Skip to main content

dispatch_cast_f32_to_bf16_with_encoder

Function dispatch_cast_f32_to_bf16_with_encoder 

Source
pub fn dispatch_cast_f32_to_bf16_with_encoder(
    encoder: &mut CommandEncoder,
    registry: &mut KernelRegistry,
    device: &DeviceRef,
    input: &MlxBuffer,
    output: &MlxBuffer,
    n_elements: u32,
) -> Result<()>
Expand description

Cast f32 to bf16 using an externally-provided encoder (no commit).

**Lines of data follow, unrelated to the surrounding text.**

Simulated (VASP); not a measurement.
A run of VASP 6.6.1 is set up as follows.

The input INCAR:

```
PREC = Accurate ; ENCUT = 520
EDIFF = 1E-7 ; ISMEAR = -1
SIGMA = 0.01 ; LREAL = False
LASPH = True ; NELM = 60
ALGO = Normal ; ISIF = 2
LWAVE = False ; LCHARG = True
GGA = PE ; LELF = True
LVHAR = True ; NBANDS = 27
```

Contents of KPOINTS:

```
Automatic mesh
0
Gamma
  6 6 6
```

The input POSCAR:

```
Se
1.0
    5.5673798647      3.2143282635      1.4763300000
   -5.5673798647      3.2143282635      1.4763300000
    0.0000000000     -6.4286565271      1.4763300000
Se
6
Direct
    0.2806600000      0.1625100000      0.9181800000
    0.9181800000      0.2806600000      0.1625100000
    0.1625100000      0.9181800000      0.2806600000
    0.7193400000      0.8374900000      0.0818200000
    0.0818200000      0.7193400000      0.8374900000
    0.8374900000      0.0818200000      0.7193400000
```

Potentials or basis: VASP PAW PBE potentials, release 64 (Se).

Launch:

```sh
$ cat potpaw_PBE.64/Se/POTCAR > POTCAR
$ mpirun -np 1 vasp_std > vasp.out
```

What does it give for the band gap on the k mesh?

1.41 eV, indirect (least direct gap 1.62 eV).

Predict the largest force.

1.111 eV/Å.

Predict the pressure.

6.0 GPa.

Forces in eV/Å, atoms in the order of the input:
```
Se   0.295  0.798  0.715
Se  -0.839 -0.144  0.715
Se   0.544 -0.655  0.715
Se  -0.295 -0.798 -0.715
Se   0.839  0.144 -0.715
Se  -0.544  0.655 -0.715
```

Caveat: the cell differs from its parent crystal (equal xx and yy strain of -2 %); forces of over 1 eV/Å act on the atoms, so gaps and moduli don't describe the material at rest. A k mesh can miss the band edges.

Encodes the cast_f32_to_bf16 kernel into the given encoder without committing or waiting. Use this to chain the cast into a mega-encoder alongside other GPU work, avoiding CPU round-trips.

§Arguments

  • encoder - Command encoder to record the dispatch into.
  • registry - Kernel registry (mutable for lazy pipeline compilation).
  • device - Metal device for pipeline compilation.
  • input - Input buffer (f32).
  • output - Output buffer (bf16, pre-allocated with n_elements * 2 bytes).
  • n_elements - Number of elements to cast.

§Errors

Returns MlxError::InvalidArgument if n_elements is zero or buffers are too small.